When Sunday dawned, glorious with the summer sun, some of the members of Jason’s clique together with their young ladies took their black-bound Bibles and sat under the campus saplings for Bible study: two in a class and every sapling shade occupied.
But the Dean, who hated sham of every sort, interrupted these classes and the next morning in chapel he had some very emphatic and pointed remarks to make on the subject: “The Sacrilege of Pretending to Study the Bible when You are Doing Nothing but Make Love!”

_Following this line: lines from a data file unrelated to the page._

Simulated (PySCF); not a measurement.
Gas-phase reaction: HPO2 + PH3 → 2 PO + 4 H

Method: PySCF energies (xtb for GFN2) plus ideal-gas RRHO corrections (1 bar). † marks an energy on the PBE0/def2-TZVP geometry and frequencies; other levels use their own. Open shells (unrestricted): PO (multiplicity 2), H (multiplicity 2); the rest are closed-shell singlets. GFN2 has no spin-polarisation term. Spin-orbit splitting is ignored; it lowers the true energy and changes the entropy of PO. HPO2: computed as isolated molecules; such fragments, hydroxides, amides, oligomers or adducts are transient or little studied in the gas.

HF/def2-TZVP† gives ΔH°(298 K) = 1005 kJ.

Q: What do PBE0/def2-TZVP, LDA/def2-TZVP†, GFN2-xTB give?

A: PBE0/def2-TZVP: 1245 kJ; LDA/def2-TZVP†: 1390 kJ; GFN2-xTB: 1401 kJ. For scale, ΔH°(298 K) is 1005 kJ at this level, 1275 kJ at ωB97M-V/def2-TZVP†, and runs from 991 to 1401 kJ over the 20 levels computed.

It was the Pro-gymnasiums’ turn to laugh then.
Chapter XV. A Ph.D. in a
Clay Ditch and the Futility of it.
A Can of Beans at the Conclusion
of a Morbid Meditation. How
Thropper and I Played David
and Jonathan
THE first summer vacation brought joy to a majority of the students, but to me it merely meant a lonely isolation for three months on the campus where I was accustomed to watch my friends move back and forth hour after hour through the day. They went out with tents: the Evangelists. They went out with books: the canvassers. They went out with brawn and health: the miners and farmers. They left me alone to share the solitude of the campus with the few professors who were not going to conferences, and with the superintendent of grounds, whose assistant I was to be.
The winter’s struggle, though pleasant, had left me tired and listless. I needed a rest, but saw no possibility of any. I had few good clothes and no money. Any adventure into the world would have been utter folly. So I began to scrub floors in the University building, to mow the grass, and trim the flowers. I painted and scraped and hung wall paper, all in the silences of the dormitories once full of merry sounds, the recollections of which doubled the loneliness I suffered from.
Meanwhile I made my home in the little room where we had held our feast in honor of Queen Victoria’s birthday. In it stood the stove on which I cooked my own meals: canned goods, tea, and sundry fries of bacon, eggs, ham, and potatoes. Here, too, I washed my clothes.